Call for Papers:
The Profession of the Print Publisher in the long 16th century
Session at the Annual Meeting of The Sixteenth Century Society & Conference (SCSC), Nov. 1-4, 2018, Albuquerque NM
Deadline: March 15, 2015
From: Femke Speelberg, Dept. of Drawings and prints, The Metropolitan Museum of Art
Session co-sponsored by the Association of Print Scholars (APS)
One of the most revolutionary changes to the field of printmaking over the course of the long sixteenth century was the growing role and influence of the print publisher. While still a rare, or almost undocumented phenomenon around 1500, by the turn of the following century the print market was largely controlled by individual entrepreneurs and well-established publishing firms. The business of print production necessitated new structures of organization, a division of labor and the creation of sales and marketing techniques that profoundly influenced choices of style, technique, subject matter and formatting, as well as taste and collecting practices.
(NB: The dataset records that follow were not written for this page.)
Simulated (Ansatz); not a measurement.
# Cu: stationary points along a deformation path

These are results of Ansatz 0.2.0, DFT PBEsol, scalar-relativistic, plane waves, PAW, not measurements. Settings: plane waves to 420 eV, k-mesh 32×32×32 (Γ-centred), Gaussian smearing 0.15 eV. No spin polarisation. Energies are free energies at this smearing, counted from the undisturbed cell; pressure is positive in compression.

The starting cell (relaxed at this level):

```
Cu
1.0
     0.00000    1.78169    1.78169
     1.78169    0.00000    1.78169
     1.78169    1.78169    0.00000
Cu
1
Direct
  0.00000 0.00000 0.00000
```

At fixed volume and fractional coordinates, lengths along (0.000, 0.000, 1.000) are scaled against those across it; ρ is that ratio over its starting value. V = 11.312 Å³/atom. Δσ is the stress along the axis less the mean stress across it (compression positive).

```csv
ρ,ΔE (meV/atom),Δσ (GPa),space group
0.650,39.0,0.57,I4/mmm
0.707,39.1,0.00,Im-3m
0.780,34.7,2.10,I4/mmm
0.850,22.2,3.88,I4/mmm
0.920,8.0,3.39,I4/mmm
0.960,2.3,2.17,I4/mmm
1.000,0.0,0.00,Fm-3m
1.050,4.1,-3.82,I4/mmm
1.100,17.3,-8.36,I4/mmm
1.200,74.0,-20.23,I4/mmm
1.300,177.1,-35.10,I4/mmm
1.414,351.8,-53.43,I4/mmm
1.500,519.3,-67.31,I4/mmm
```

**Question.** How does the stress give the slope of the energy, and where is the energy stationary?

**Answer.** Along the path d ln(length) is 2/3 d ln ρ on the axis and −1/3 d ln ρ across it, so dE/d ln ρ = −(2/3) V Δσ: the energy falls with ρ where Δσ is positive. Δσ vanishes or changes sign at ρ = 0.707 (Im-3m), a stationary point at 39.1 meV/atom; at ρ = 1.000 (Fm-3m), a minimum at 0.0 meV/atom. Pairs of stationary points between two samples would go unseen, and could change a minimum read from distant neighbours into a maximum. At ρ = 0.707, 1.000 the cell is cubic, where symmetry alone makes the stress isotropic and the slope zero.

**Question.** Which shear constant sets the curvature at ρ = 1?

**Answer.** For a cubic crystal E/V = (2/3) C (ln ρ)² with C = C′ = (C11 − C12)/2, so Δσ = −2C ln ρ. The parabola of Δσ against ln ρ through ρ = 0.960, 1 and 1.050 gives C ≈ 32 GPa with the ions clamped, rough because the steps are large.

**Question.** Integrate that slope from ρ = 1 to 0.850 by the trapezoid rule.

While neglected in early print scholarship in favor of the artistic contributions of the inventor and or printmaker, in recent years much new information about the role of the publisher has come to light through conferences, exhibitions and publications. Much of this work is (by necessity) of monographic nature, focusing on individual publishers and their output. This session seeks to highlight in particular new research that further elucidates the wide-ranging functions performed by the early-modern print publisher, and through a combination of papers expand our comprehension of the local, national and transnational influence of this new profession on the print market.
Papers are encouraged to focus on:
– Early print publishers and entrepreneurs
– Specialized publishers
– Publishers commissioning prints
– Working relationships between publishers and printmakers
– (Exclusive) Collaborations with individual artists
– Publishers shaping the print market / collecting practices
– Publishers influencing format / specialized subject matter
– Publishers sourcing prints from elsewhere
– Networks of Print Publishers
– Rivalry and Competition between Print Publishers
– Selling techniques
– A Publishers Print stock and stock lists
Please submit an abstract (max. 200 words) and a brief bio (not to exceed 300 words) to Femke Speelberg (Femke.Speelberg@metmuseum.org) by March 15, 2018. Papers will be chosen for one or possibly two sessions to be held during the annual meeting of the Sixteenth Century Society in Albuquerque, New Mexico. You will receive notification from the conveners by April 2, 2018.